# Closed immersion

In algebraic geometry, a closed immersion of schemes is a morphism of schemes $f:Z\to X$ that identifies Z as a closed subset of X such that locally, regular functions on Z can be extended to X. The latter condition can be formalized by saying that $f^{\#}:{\mathcal {O}}_{X}\rightarrow f_{\ast }{\mathcal {O}}_{Z}$ is surjective.

For the same-name concept in differential geometry, see immersion (mathematics).

An example is the inclusion map $\operatorname {Spec} (R/I)\to \operatorname {Spec} (R)$ induced by the canonical map $R\to R/I$ .

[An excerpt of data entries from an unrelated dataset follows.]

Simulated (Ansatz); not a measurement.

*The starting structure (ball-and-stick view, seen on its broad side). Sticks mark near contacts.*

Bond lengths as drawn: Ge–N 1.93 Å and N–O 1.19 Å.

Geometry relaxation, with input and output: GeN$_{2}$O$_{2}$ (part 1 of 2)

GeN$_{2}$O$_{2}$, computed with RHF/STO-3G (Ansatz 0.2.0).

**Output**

## Other characterizations

The following are equivalent:

1. $f:Z\to X$ is a closed immersion.
2. For every open affine $U=\operatorname {Spec} (R)\subset X$ , there exists an ideal $I\subset R$ such that $f^{-1}(U)=\operatorname {Spec} (R/I)$ as schemes over U.
3. There exists an open affine covering $X=\bigcup U_{j},U_{j}=\operatorname {Spec} R_{j}$ and for each j there exists an ideal $I_{j}\subset R_{j}$ such that $f^{-1}(U_{j})=\operatorname {Spec} (R_{j}/I_{j})$ as schemes over $U_{j}$ .
4. There is a quasi-coherent sheaf of ideals ${\mathcal {I}}$ on X such that $f_{\ast }{\mathcal {O}}_{Z}\cong {\mathcal {O}}_{X}/{\mathcal {I}}$ and f is an isomorphism of Z onto the global Spec of ${\mathcal {O}}_{X}/{\mathcal {I}}$ over X.

## Properties

A closed immersion is finite and radicial (universally injective). In particular, a closed immersion is universally closed. A closed immersion is stable under base change and composition. The notion of a closed immersion is local in the sense that f is a closed immersion if and only if for some (equivalently every) open covering $X=\bigcup U_{j}$ the induced map $f:f^{-1}(U_{j})\rightarrow U_{j}$ is a closed immersion.

If the composition $Z\to Y\to X$ is a closed immersion and $Y\to X$ is separated, then $Z\to Y$ is a closed immersion. If X is a separated S-scheme, then every S-section of X is a closed immersion.

If $i:Z\to X$ is a closed immersion and ${\mathcal {I}}\subset {\mathcal {O}}_{X}$ is the quasi-coherent sheaf of ideals cutting out Z, then the direct image $i_{*}$ from the category of quasi-coherent sheaves over Z to the category of quasi-coherent sheaves over X is exact, fully faithful with the essential image consisting of ${\mathcal {G}}$ such that ${\mathcal {I}}{\mathcal {G}}=0$ .

A flat closed immersion of finite presentation is the open immersion of an open closed subscheme.